Just when it seems like the reported economic recovery and relatively stable fuel prices would provide some much-needed relief for the trucking industry, most of the major tire and retread manufacturers have announced another round of price increases to offset the rising costs of raw materials and energy. Making matters worse is the political instability in Thailand (the world's leading natural rubber producer) and the fact that natural rubber inventories were significantly lower in 2009 as manufacturers attempted to scale back spending.
Unfortunately, the bad news doesn't end there. Winter means the flow of latex from rubber trees is dampened (which limits production), while the demand for products like rubber gloves has remained strong despite the global economic slowdown. It's also important to note that output from the Association of Natural Rubber Producing Countries (ANRPC) fell 5.1% in the 12-month period ending October 2009. Since ANRPC accounts for about 93% of the world's natural rubber production and the association has expressed concerns about how climate change will affect future production, the long-term prognosis appears to be troubling at best.

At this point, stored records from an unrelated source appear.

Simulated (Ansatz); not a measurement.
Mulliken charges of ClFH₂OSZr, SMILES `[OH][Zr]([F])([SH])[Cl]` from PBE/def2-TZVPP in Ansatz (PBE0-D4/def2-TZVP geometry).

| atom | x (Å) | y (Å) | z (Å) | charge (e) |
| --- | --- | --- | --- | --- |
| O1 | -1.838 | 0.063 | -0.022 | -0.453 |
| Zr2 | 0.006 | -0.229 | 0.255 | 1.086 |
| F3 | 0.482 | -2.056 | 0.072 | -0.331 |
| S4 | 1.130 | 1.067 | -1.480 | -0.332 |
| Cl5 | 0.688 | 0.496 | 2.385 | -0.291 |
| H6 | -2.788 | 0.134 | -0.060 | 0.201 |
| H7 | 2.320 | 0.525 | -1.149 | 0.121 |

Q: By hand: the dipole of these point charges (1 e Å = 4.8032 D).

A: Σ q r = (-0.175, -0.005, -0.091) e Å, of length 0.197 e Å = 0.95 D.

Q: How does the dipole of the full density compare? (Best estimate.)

On the other hand, ANRPC also reported that rubber-tree plantings have risen with one million new hectares added between 2005 and 2008. The goal is to regulate natural rubber production in order to stabilize prices by 2014. If you're wondering why it will take so long for the new plantings to have an effect, it takes six to seven years for a rubber tree to reach maturity and then it will remain productive for another 25 years. In other words, natural rubber production is a slow process that is totally dependent on factors like temperature and rainfall. But the fact remains that potential supply will increase by 30-50% between 2015 and 2020.
Between now and then, fleets must be prepared for future price increases as unstable natural rubber production and crude oil costs will continue to have a negative effect on the tire manufacturing and retread industries. This puts increased emphasis on inflation pressure maintenance practices and tire repair procedures since inattention in these areas will reduce tire performance and severely limit retreadability. Another area that must be addressed is the seemingly simple task of seating the beads. Believe it or not, improperly seated beads will result in irregular treadwear patterns and premature removal from service.
This also means fleets will need to be more selective on who services, repairs and retreads their tires. A poorly trained and ill-equipped workforce makes it easy for vendors to offer rock-bottom labor prices, but the consequences can be severe on a number of levels. Besides the obviously higher cost per mile, improper service procedures can also expose fleets to increased liability. The owner of the vehicle is ultimately responsible for the maintenance and repair of every component, so utilizing the services of a vendor that does not employ a qualified workforce will never look good in front of a jury.
As expensive as they are today, truck tires will likely become more expensive with each passing year. Even with increased natural rubber production on the horizon, crude oil and energy costs will still have an impact on prices because both are expected to rise over the next decade. Getting a handle on maintenance and service procedures in the short term is the only way that fleets can establish practices that will lessen the blow from future increases.